Tennis Racquet Review: Dunlop Biomimetic MAX 200G

September 17th, 2012 by Mark Pinckney

filed in Tennis Product Reviews, Tennis Racquet Reviews

Dunlop Biomimetic Maxx 200G Tennis Racquet

They should just call this racquet the Dunlop John McEnroe model and be done with it. The simple reality of the thing is that only a gifted player with genius hands and feet is going to be able to maximize the design and features of this racquet. In my humble certainty; there is a very small main market for this racquet. I am sure that with that start, all will be surprised that, this is basically a rave review coming up.

I really enjoyed hitting with this racquet. It is very heavy and very solid. These are two factors that are often missing in modern racquets. I have never had arm problems in my life, but a few months of hitting with various Babolat trampolines, and my massage technician was asking me every other week, ‘what the hell are you doing to your arm.’

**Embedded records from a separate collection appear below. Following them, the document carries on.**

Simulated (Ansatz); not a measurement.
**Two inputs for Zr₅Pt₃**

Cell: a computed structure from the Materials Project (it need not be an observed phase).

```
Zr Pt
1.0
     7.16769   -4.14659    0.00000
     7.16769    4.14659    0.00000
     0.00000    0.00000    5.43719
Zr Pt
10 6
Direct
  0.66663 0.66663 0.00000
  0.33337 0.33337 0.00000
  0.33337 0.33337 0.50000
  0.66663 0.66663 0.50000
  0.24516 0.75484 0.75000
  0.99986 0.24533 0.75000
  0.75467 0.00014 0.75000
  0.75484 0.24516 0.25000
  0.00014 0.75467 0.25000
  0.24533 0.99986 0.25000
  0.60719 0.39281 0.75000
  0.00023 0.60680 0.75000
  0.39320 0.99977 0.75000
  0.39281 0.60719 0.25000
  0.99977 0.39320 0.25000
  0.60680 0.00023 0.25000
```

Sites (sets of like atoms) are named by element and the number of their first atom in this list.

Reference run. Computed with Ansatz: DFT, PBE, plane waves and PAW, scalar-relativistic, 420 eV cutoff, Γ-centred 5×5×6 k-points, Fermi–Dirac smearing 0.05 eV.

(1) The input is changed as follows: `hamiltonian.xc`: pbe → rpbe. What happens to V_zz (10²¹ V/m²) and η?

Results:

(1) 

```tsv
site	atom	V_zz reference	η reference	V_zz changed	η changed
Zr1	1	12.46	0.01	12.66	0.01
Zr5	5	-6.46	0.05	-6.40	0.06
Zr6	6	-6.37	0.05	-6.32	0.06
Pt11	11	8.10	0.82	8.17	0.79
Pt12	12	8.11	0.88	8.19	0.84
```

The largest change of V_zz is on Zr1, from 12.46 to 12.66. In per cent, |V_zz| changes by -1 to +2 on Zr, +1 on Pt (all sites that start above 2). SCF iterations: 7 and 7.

The racquet looks like an old wooden racquet. Maybe it is a combination of the old school leather grip and the classic Wimbledon green paint job. I loath green on spec, but this frame has a really cool dimpled paint job, plus a original John McEnroe signature on each side. Johnny Mac is one of the few celebrities who have a recognizable signature, so if you started playing in the 1970’s or 1980’s you will think that is kind of cool. I was a huge Bjorn Borg fan back in the day, and played with Donnay and Bancroft racquets in homage to the great Swede, but what would Borg have been without McEnroe?;  or Liz Taylor without Richard Burton?; or Earvin ‘Magic’ Johnson without Larry Bird?

The frame has a 98 inch sized head, which is just big enough to feed into the illusion that you have a big margin for error with this thing. Trust me you don’t. According to Dunlop it weighs 313 grams unstrung (easily the most useless statistic in sports. Put a strung weigh on the thing. Is this the lawyer’s worrying about product liability if the weight is off due to different string weights? Really? Tell them to shut up and\or put a strung range on there).

The strung weigh is 331 grams or 11 5/8 ounces for those residing in the Colonies. With dampener and over grip we are talking 335 grams. I am making a point of this because they thing plays like it weighs 13 ounces. You have to swing this racquet. Or be John McEnroe with those half swing chips and dips and blocks.

I play with the Wilson Pro Staff 6.1 95 which weighs 12.5 ounces the way that I have it set up, and it is a much easier swing than this frame. The sweet spot is bigger on the Dunlop McEnroe, it is more rectangular and longer on the sides, but if you miss the sweet spot, you can forget it. But with all of those caveats, this racquet is fun to hit with and gives one a great sense of satisfaction when you hit a good shot.

For me it was much easier to his serves and volleys with this racquet than ground strokes. My backhand has a big takeaway and I was late a lot of the time with this racquet, I cover the ball with my hand on the forehand wing and with this racquet I just did not have much feel for topspin on that side. I could absolutely crack my serve and overhead with this thing though, and that is always the coin of the realm for a serve and volley player.

I would recommend this racquet to 4.5 plus level players. And in all truth the closer that you are to 5.0\Open level the more you will get out of this racquet. I wish the companies would make more racquets that are player specific, instead of packaging the same raw oatmeal in different colored frames and calling them ‘player racquets’ or ‘performance racquets. This racquet is difficult to play well with, but it is literally a thing of beauty. The first time I drove a friend’s hopped up yellow Roadrunner with a Hemi shifter in 1973 or so I almost hit a signpost getting onto the Long Island Expressway. This is the same deal. Good looking and well made, but demanding all of your skill and focus.